Hey, Mr. Scrum Master Man, play a song for me. I’m not sleepy, and there is no place I’m going to. (Mainly because the orbital traffic is backed up.)

Which brings me to the biggest circus sand of the week: the SpaceX IPO.

Yes, Elmo has finally decided to let us peasants buy a fractional share of his magic swirlin’ ship. The prospectus dropped yesterday, and it’s a masterpiece of dystopian fiction. My senses have been stripped, my hands can’t feel to grip the mouse tightly enough to hit “BUY” before the trading bots inflate the price by 4000%.

The IPO promises to take us disappearing through the smoke rings of our minds, straight past the frozen leaves of Earth’s dead ecosystem, and right out to the windy beaches of a terraformed Mars. Tickets are as low as $24 (plus a $15,000,000 launch fee, convenience tax, and a mandatory subscription to premium oxygen).

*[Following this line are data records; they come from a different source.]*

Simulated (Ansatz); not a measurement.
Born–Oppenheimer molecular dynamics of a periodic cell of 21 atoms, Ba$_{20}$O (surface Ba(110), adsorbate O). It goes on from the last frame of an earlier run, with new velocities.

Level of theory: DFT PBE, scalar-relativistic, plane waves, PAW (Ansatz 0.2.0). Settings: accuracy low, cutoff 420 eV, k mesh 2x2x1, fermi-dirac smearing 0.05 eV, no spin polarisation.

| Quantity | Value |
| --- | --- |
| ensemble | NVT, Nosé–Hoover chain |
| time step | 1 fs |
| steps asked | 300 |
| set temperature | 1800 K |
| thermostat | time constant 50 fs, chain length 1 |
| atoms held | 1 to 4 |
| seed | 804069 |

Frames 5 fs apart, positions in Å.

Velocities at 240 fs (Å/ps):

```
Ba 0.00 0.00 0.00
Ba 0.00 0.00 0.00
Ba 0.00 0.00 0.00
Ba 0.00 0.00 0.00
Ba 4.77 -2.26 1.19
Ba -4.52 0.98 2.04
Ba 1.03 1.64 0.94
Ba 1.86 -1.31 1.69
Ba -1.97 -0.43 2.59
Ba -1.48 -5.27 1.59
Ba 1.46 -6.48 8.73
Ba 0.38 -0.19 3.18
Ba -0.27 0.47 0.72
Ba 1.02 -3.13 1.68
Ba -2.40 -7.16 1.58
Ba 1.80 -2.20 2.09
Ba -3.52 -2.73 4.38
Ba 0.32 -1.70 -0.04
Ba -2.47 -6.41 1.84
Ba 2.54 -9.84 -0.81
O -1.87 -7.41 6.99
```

I’m ready to go anywhere. I’m ready for to fade into my own parade. Cast your dancing Elon spell my way, I promise to go under it. Who needs a pension when you can own 0.00001% of a Starship booster currently rattling its way toward the asteroid belt?

If you look up at the night sky right now, you might hear laughing, spinning, swinging madly across the sun. It’s not aimed at anyone. It’s just Starlink satellites escaping on the run. And, but for the sky, there are no fences facing—mostly because SpaceX bought the rights to the stratosphere last Tuesday.

If you hear vague traces of skipping reels of rhyme while you stare at your portfolio bleeding red, don’t worry. It’s just a ragged clown behind. I wouldn’t pay it any mind. It’s just the ghost of the 20th-century economy he’s chasing.

So, let us raise a glass of synthetic nutrient fluid to the future. A future where AI writes the code, humans manage the boards, the Scrum Alliance holds elections for positions that govern nothing, and we can all buy stock in a rocket ship while our toes are too numb to step.

Let us dance beneath the diamond sky with one hand waving free—silhouetted by the rising sea, circled by the circus sands of late-stage capitalism. With all memory and fate driven deep beneath the waves.

Let me forget about today until tomorrow. Or at least until the next Sprint planning meeting.

In the jingle jangle mornin’, I’ll come followin’ you.